By Tim Causer, on 16 April 2012
An artwork by Shirin Homann-Saadat has been installed alongside the Auto-Icon here at UCL, and will be on display for the next month. The piece is entitled ‘The Third Bentham Box‘ – after the first (containing the Auto-Icon), and the second (which contains Bentham’s head).
For those unable to visit the Auto-Icon, below is a translation of the German writing in the interior of the box:
Since 1850 a strange mahogany box has been located in the South Cloisters of University College London. It contains the stuffed skeleton of Jeremy Bentham in his original clothes, with his cane and glasses. Only his head was “reconstructed”. His real head is to be found in a second box in the College archives.

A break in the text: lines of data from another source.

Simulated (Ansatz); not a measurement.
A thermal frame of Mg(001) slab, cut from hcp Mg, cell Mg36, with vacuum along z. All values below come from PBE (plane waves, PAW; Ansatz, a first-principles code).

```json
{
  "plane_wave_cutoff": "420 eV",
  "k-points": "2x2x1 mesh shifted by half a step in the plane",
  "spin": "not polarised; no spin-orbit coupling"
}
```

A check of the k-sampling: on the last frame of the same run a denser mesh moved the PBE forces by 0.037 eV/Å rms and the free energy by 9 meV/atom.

In his last will Bentham decreed that his friend Dr Southwood Smith should “auto-iconise” his body for posterity. Experts still debate whether Bentham’s wish to be “auto-iconised” was a case of exaggerated self-importance or the practical joke of an eccentric.
However, Many years later a female philosopher and passionate enthusiast of Bentham’s support for animal rights, women’s suffrage and the abolition of the monarchy commissioned a third box…
The third Bentham Box
On 28th November 1973 the female philosopher attended a lecture on Bentham’s panopticon and prison reforms at the Collège de France. Using Bentham’s panopticon drawings she carefully pointed out some inaccuracies in the panopticon interpretations of the French lecturer. The French lecturer, a man called Foucault, is reported to have answered:
“Mais Madame, who will check Monsieur Bentham’s little Panopticon drawings? I reason and I talk, parce que I am interested in Auto-Iconisation!”
The female philosopher realised that the Frenchman had a point, so she left Paris. Back in London she immediately commissioned a third Bentham Box:
She decided to carve in stone what she felt was Bentham’s most important question. And she arranged to place the stone box next to Bentham’s wooden auto-icon for posterity
This is the interpretative text which will also be displayed with the box:
This work asks us many questions. At UCL we simply stroll past the auto-icon, it’s part of the furniture which we stop seeing. Instead, we are now invited to reflect not only on just what Bentham is doing here, but on space, and how we live in it, on what makes us us, and not some body or some thing else, and on how the spaces we inhabit inform our self-perception. Bentham and Foucault disagreed about all these issues. What do you think?
We are thoroughly delighted to be hosting this work, and look forward to reading your comments upon it – and Bentham’s Auto-Icon – in the space below.